As debate rages across the nation about how governments can reduce their huge deficits, an old idea is being raised again: Sell off publicly owned properties instead of just cutting spending or hiking taxes.
The latest call comes from Harvard financial historian Niall Ferguson, who’s receiving enormous attention lately for suggesting that the U.S. government and individual states could reap tens of billions of dollars by putting assets on the auction block.
Don’t dismiss the idea.
Cash-strapped Arizona last year actually sold off its state Capitol complex, prisons and other properties for more than $1 billion. Arizona’s lawmakers and governor now work out of leased office space.
And Chicago recently unloaded its 30,000 parking meters for $1.2 billion to private investors.
The Herald asked experts how much Massachusetts might reap if it got desperate enough for a budget-saving fire sale:
• The state Lottery — which former Treasurer Tim Cahill once mulled selling — could fetch at least $1 billion, with a guaranteed annual cut of proceeds, experts say.
• The Pike, with tolls already in place, could nab anywhere from $3 billion to $5 billion. Private firms would collect tolls and maintain the east-west highway.
• The Zakim and Tobin bridges could easily fetch hundreds of millions of dollars each, assuming new tolls are implemented on the Zakim and the Tobin kept its current toll system, according to experts.
• The State House could score about $500 million, although some wondered if it’s too old to get top dollar.
“It’s an intriguing idea,” said Ted Oatis, a principal at Chiofaro Co., a Boston developer.
The state already rents space at private buildings, including parts of the Saltonstall complex and the old Teradyne headquarters on Harrison Avenue.
But Oatis and others say the plan wouldn’t work if the state just used sale proceeds for the one-time plugging of deficits. The selloff would have to be accompanied with disciplined balanced budgets.
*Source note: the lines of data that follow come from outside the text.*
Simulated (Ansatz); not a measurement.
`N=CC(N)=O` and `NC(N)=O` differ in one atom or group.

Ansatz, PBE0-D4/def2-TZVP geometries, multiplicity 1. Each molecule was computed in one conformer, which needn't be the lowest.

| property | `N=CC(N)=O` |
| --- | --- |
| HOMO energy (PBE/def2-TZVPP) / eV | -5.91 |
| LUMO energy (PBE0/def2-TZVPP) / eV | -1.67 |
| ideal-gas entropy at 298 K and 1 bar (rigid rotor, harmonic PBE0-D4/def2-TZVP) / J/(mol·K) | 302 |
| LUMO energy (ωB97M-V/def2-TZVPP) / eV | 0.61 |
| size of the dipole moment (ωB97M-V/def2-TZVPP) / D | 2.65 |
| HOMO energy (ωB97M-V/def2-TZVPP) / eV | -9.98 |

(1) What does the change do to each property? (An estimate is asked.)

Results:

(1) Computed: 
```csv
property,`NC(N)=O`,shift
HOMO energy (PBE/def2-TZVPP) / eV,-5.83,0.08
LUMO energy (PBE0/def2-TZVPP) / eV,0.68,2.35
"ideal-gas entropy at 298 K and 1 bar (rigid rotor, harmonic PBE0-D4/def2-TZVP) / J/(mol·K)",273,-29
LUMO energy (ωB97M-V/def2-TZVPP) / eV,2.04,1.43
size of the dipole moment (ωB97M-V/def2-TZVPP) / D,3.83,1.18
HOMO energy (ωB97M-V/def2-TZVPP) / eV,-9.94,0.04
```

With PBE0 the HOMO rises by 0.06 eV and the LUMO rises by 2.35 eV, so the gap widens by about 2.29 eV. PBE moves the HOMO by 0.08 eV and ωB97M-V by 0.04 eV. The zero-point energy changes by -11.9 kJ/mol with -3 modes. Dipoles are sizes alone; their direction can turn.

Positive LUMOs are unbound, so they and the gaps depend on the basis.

In the 1990s, former Gov. William Weld proposed the privatization of state parks, prisons, roads and even some fee-generating court services — but Democratic opponents largely slammed the door on the idea via the 1993 Pacheco Law, which strictly limits privatization of government services.
The author of that law, Sen. Marc Pacheco (D-Tauton) doesn’t sound like he’s any more willing today to allow a massive asset sale.
“I’m not against privatization per se,” he said. “It’s what it costs taxpayers at the end of the day.”